Martha Baker, from a photograph reproduced in A Memorial Exhibition of Works by the Late Martha S. Baker at the Art Institute of Chicago Oct. 1 to 23, 1912 (1912).

Martha Baker 1871–1911

Portrait and miniature painter Martha Susan Baker was a native of Evansville, Indiana. In 1898 she completed her studies with honors at the Art Institute of Chicago. She served there as an instructor of sketching and watercolor painting until 1904 and also taught briefly at the Chicago Academy of Fine Arts (founded in 1902). Baker excelled as a painter of portraits and figural works, but she was best known for her miniature portraits, a genre that enjoyed a vigorous transatlantic revival beginning in the 1890s. The prominent Spanish painter Joaquin Sorolla y Bastida, who visited Chicago in 1909 and again in 1911, declared Baker the foremost miniature painter of modern times. Baker also painted landscapes in watercolors and in oils, and she was one of several artists who painted murals in the tenth-floor stairwell of the Fine Arts Building, a vital center of cultural life in turn-of-the-century Chicago, where she established a studio in 1899.

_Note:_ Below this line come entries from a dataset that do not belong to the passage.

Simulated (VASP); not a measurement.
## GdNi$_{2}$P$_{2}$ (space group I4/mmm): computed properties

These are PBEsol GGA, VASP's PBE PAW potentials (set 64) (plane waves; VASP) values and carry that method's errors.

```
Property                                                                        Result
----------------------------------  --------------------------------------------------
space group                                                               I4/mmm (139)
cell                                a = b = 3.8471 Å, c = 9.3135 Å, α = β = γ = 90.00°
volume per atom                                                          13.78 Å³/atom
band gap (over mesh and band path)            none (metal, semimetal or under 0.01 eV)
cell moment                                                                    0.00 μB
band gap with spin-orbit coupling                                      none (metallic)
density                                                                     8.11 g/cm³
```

By 1903, Baker was widely recognized as one of Chicago’s most important younger artists. She was among four Chicagoans featured in the 1900 Exposition Universelle in Paris, and she also exhibited in the Paris Salon, at London’s Royal Academy of Arts, and in the U.S. at numerous national venues. In Chicago, her work was seen in the Art Institute’s annual exhibitions of American art, for work by Chicago artists, and for watercolor painting. She also showed in the annual shows of the Society of Western Artists. Baker’s early paintings were characterized by a subdued, almost monochromatic palette. After she studied pastel drawing during an extended stay in Paris in 1906–1909, her work shifted toward what a contemporary deemed a more “modern” manner, characterized by the brighter color evident in her vivid Self-Portrait.i

Locally, Baker was widely hailed as one of the Chicago’s most promising artistic talents when she died suddenly, just short of her fortieth birthday. Within a year, the Art Institute mounted an ambitious memorial exhibition of more than fifty of her paintings, pastels, and miniatures, accompanied by an illustrated catalogue. Viewers, observed the Chicago Daily News, “cannot help but wonder what would have been the fulfillment had she lived to a period of matured achievement.”ii

Wendy Greenhouse, PhD

i A Memorial Exhibition of Works of the Late Martha S. Baker at the Art Institute of Chicago, Oct. 1 to 23, 1912 (Chicago: Art Institute of Chicago, 1912), unpaged.
ii Maude I. G. Oliver, “Gossip of the Artists,” Chicago Evening Post, Oct. 5, 1912.